Friday, March 26, 2010

How to Write a Spelling Corrector

Several years ago, I came across an article about how to write a simple spelling corrector by Peter Norvig. It occurred to me recently, that he was missing an implementation in Factor, so I thought to contribute one.

Note: I try to keep the structure of this implementation close to his original Python, so that it can be more easily understood, and more easily tested in parts.

The premise behind his spelling correction algorithm is that when a word is mistyped, it is "close" to the actual word intended. For each incorrect word, the algorithm looks for all the correctly spelled words that can be made by one or two "fixes" (e.g., deleting an extra letter, swapping two letters, inserting a missing letter, etc.). This gives you the list of possible corrections.

Now, it wouldn't be Peter Norvig if it didn't have probabilities in it. And sure enough, he introduces a very simple solution for the "most likely correct word", which is to pick from the list of possible corrections, the word that is most commonly used in the given language.

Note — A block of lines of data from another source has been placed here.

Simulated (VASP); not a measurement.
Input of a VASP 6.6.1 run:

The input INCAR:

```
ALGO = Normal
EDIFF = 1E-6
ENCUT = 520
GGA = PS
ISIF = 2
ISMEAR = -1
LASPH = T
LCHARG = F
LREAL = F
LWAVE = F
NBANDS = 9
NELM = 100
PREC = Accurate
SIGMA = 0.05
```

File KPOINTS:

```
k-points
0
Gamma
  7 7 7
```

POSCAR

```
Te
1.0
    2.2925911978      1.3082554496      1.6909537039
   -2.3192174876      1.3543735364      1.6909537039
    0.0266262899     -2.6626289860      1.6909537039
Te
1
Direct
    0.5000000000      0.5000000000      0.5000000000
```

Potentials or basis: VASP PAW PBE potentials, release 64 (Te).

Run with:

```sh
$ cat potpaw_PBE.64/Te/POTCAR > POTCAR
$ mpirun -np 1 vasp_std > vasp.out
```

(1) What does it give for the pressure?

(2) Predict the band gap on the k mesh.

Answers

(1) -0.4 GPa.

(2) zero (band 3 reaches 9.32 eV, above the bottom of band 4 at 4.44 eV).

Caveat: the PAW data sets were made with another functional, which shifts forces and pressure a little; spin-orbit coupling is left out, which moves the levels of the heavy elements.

We will first define a vocabulary to place our words, and list the other vocabularies that ours will depend upon:

USING: ascii arrays assocs combinators fry kernel
memoize make math math.order math.ranges io.encodings.ascii
io.files sequences sorting splitting strings ;

IN: spelling

To begin our implementation, we need to generate a list of words and frequencies of occurrence. He compiled a file called big.txt that contains about a million words from various public domain sources, which we will use also.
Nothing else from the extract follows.